# A4 (B6) vs A6 (C5)



## GASDAG (Jun 8, 2012)

I'm looking to gauge general opinion on these 2 car options. I'm looking for a 4 door 6MT Quattro V6 sedan to use in the winter, and/or haul a few people around if I have family visiting etc. Will be my second car, not daily driver, so DD reliability is not my #1 concern. 

Would you rather have a 3.0 A4 or a 2.7T A6? Obviously both will be manual and quattro, low miles and documented service history for me to even consider buying. A couple of examples I see are 

A6: 

http://www.autotrader.com/cars-for-...=500&listingId=339231521&listingIndex=8&Log=0 

A4: 

http://www.autotrader.com/cars-for-...=500&listingId=344416210&listingIndex=9&Log=0 


Seems like the A6 is a lot more car for the money, and the fun factor possibilities of the 2.7T. Just wondering if either of these is obviously a better decision to any of you.


----------



## GASDAG (Jun 8, 2012)

Mods, can this thread be moved to the "A6 and S6 (C5)" forum? Thanks


----------



## EURO_DOLL (Jul 22, 2011)

I've owned a 3.0 B6 quattro, and the lack of power behind it compared to the 1.8T I now have is unreal. And the 2.7 twin turbo engine that comes in the C5 A6 is a gigantic difference performance wise compared to the both.

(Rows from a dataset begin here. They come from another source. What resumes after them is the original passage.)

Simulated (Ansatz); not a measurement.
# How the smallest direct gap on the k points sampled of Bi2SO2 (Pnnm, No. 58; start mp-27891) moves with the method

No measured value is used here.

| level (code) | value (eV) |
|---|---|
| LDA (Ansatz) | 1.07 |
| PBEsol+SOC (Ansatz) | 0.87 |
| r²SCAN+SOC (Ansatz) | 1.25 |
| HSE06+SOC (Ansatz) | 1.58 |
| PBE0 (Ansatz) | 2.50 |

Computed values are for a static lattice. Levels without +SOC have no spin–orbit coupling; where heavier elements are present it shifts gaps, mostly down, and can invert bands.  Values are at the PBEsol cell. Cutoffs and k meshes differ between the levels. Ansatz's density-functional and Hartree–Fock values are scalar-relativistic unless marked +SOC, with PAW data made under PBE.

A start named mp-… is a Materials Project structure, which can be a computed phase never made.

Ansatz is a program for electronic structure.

Not to mention the 3.0 is a crazy gas guzzler for the amount of power you get out of it. 

IMHO, the engine in the 2.7 is more bang for your buck. However, I personally love the way B6's look vs C5's. It all really depends in what's more important to you - being able to have decent acceleration to play with, or appearance (though there are many people out there who adore the C5 styling)

I just would NEVER buy a 3.slow B6 again.


----------



## NVThs1 (Mar 18, 2013)

*Go with the A6*

I had a C5 2.7t. Great car. Turned me onto the brand really. With the A6, I know you have to watch out for timing belt (or chain, I forget) as your example car is getting close to needing it or maybe the repair was already done. I think that is like $2k at the shop and under $1k diy. Still a fun car though and you are right, I think one of the better cars for the money as when I looked for cars in my price range when I bought the C5, it was only the C5 that moved me. 

Good luck either way, but go with the A6. Better to have the space and not need it than need the space and not have it with the A4.


----------